CS11 Erlang - Lab 4 - RSS Queues

To continue our work on the RSS Feed Aggregator project, this week we will implement another central component of the aggregator: an "RSS queue" process for holding and managing RSS feed items. When our server begins to track a new RSS feed, we can start up a new queue process to hold the RSS records from that feed. The queue will receive messages that contain RSS feed items, and update their internal state based on whether the item is new, an updated version of an older item, and so forth.

From this point forward, you should also use Erlang documentation markup that can be processed by edoc. At the end of this lab, it should be possible to run edoc on your code and generate good documentation.

Here is a specification of what you should build:

  1. Create a module named rss_queue for the RSS-feed queue implementation.

  2. The module should provide a server function that actually implements the server loop of the queue process.

    For now, the queue's state will only consist of a list of RSS feed items that are currently in the queue. The RSS feed items need to be kept in increasing order of publication-time, so be very careful about managing the queue order.

    We will extend the state of this queue process in subsequent labs, as we need to keep track of additional information.

  3. The server function needs to handle the following messages:

    {add_item, RSSItem}

    This is the most complex operation that the queue must support, mainly because there is a lot of book-keeping work to do.

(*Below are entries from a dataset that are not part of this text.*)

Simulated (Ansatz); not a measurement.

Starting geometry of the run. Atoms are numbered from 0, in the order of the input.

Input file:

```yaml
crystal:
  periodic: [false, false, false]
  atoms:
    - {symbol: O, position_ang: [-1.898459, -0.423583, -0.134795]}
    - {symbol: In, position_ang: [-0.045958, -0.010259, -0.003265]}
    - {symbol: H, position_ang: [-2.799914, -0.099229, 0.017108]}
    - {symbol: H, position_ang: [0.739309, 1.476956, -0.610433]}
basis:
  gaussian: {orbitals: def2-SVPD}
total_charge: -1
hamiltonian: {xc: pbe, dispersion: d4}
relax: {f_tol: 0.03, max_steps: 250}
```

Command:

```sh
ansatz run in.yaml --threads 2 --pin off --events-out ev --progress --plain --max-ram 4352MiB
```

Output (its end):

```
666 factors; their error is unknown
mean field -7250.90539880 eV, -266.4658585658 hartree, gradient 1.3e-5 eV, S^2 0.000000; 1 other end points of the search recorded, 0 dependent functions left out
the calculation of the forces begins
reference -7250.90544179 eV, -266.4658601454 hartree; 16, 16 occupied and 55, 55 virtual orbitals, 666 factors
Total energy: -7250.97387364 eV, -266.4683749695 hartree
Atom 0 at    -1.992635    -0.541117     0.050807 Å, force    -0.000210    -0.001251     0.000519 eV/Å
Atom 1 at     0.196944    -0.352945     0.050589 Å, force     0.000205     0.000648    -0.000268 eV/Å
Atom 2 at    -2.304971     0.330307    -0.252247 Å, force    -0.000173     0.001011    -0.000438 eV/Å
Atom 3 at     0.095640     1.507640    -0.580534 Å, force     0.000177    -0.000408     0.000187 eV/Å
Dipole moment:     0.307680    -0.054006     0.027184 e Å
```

    Another process can send a tuple containing add_item and the actual RSS feed item to add, and the queue process will update its internal list to include the new item. Using the rss_parse:compare_feed_items/2 function you created in lab 3, you can update the queue in this manner:

    • If there is any item in the queue that produces same for the comparison, then ignore the new item. The incoming item is already in our queue, so we can just ignore it.
    • If there is any item in the queue that produces updated for the comparison, then the old version needs to be removed from the queue before the new item is added. Note that you shouldn't just put the new item where the old one was, because the new item may have a modified publication date.

      Once you have removed the old version of the item, you should update the queue as for the next case:

    • Finally, if no item in the queue is the same as this item, add the item into the queue, taking care to keep all items in increasing order of publication date.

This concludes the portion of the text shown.